Secondary data extraction

Wondering what people’s thoughts are on how to most efficiently extract secondary data from observations, and how to put this data to use in e.g. research.

As an example: I uploaded this observation https://www.inaturalist.org/observations/26045826 a while back. When I tried the auto-suggest at first, it suggested all birds, with the top suggestion being southern boobook (i.e. the correct ID). However, when I manually added ‘flies’ as an ID, and then tried the auto-suggest again, all the options were flies. So it’s obvious that the auto-suggest takes notice of existing IDs. Is there a way to expedite this process/apply it to large batches of data?

I’m co-writing a paper with a number of authors at UNSW, and one of the future frontiers of citizen science we wanted to address was how to take advantage of secondary data, e.g. look at all butterfly observations —> extract IDs of plants in photos --> develop knowledge/build database of host plant interactions.

Another possibility is extracting phenological data, e.g. take a batch of plant observations --> extract data on whether flowers are present --> understand flowering times. Unsure if something like this is possible. Would love to hear people’s thoughts.

2 Likes

i think you have 3 ideas here that may be only loosely related in terms how you would actually approach them. (how to most efficiently extract secondary data depends on what you’re trying to do, i think.)

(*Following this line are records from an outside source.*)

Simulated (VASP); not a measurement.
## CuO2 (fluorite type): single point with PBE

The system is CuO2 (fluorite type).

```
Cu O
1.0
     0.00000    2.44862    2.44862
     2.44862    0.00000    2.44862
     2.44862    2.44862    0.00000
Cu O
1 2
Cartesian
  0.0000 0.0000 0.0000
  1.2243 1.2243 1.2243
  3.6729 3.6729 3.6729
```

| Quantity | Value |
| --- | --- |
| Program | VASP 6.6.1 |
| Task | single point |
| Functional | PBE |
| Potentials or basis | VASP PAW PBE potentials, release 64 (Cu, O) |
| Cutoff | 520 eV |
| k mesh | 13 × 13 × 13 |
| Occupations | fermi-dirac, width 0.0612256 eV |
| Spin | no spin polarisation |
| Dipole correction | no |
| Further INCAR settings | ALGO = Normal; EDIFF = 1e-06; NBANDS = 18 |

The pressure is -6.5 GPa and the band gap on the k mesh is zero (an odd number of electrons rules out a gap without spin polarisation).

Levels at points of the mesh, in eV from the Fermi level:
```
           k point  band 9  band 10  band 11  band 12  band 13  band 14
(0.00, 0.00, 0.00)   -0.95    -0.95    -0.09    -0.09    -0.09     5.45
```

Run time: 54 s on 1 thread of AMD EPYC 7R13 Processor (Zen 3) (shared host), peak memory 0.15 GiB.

the first is related to leveraging the computer vision algorithm for custom applications. i don’t think they make the iNaturalist computer vision available to others to use in that way, though i suppose you could write the staff with a specific proposal, and maybe they might be able to accommodate your request. there are other people building other computer vision models for different applications, too, and you could also approach them to see what they’re doing. here’s a discussion that talks about another such project, i think, including some discussion on what datasets that project is using: https://forum.inaturalist.org/t/how-to-download-taxa/3542. it seems like students and researchers training AIs for different applications (ex. https://www.inaturalist.org/blog/16807-mountain-goat-molts-inat-photos-and-climate-change) is a fairly common thing nowadays. so you might even go knock on some doors at your university to see if anyone’s working on something like that.

your second idea is related to organism interactions. your proposal here is to try to use the computer vision to figure out other organisms in a particular observation. i think conceptually you could do that, but i bet the chances of that producing good data for most observations is low. i think better data is to be found in cases where people have already used observation fields to explicitly record interactions. the staff did build a prototype to see if they could display that information in a friendly way, and that’s described here: https://forum.inaturalist.org/t/add-interactions-to-species-pages/433/2.

your last idea is related to phenology data. specifically, you want to leverage the computer vision to automatically capture that data. theoretically that’s possible, but based on this discussion (https://forum.inaturalist.org/t/use-computer-vision-to-annotate-observations/3331), i don’t think they’re currently training the iNaturalist computer vision to do that, and there may be a chicken and egg problem there as well. (to train the AI, first there must be phenology data to train on.) my thought is that flowering is one of the easier annotations to make. so if you’re really interested in that sort of data, it wouldn’t be too difficult now to manually go in and make annotations on a bunch of observations. Once you’ve made the annotations, then the taxon page will give you a nice graph of flowering by month (or you can customize / extract the summarized numbers via the API or get the details via CSV download or API).

Cheers @pisum, really appreciate the reply and links. The mountain goat one is especially useful.

ah, ok… if that’s the kind of think you’re interested in, then you may be interested in Wildbook, too. this is the project website: https://www.wildbook.org, and here’s an article about one or two of the (many) projects using it: https://www.oreilly.com/ideas/from-binoculars-to-big-data-citizen-scientists-use-emerging-technology-in-the-wild.

also, this is not in that vein, but it looks at the carbon cost of creating all these AIs for all these different things: https://www.technologyreview.com/s/613630/training-a-single-ai-model-can-emit-as-much-carbon-as-five-cars-in-their-lifetimes/.

that whole angle is truly odd and i’m not sure how i feel about it, but it does seem that computer banks like that are uniquely suited for renewable energy use given their highly localized nature and consistent power pull.

yes, here’s a Vice article on the same subject, and they do go into that a bit towards the end: https://www.vice.com/en_in/article/bj95qm/training-one-ai-model-produces-as-much-emissions-as-a-cross-country-flight-study-finds

1 Like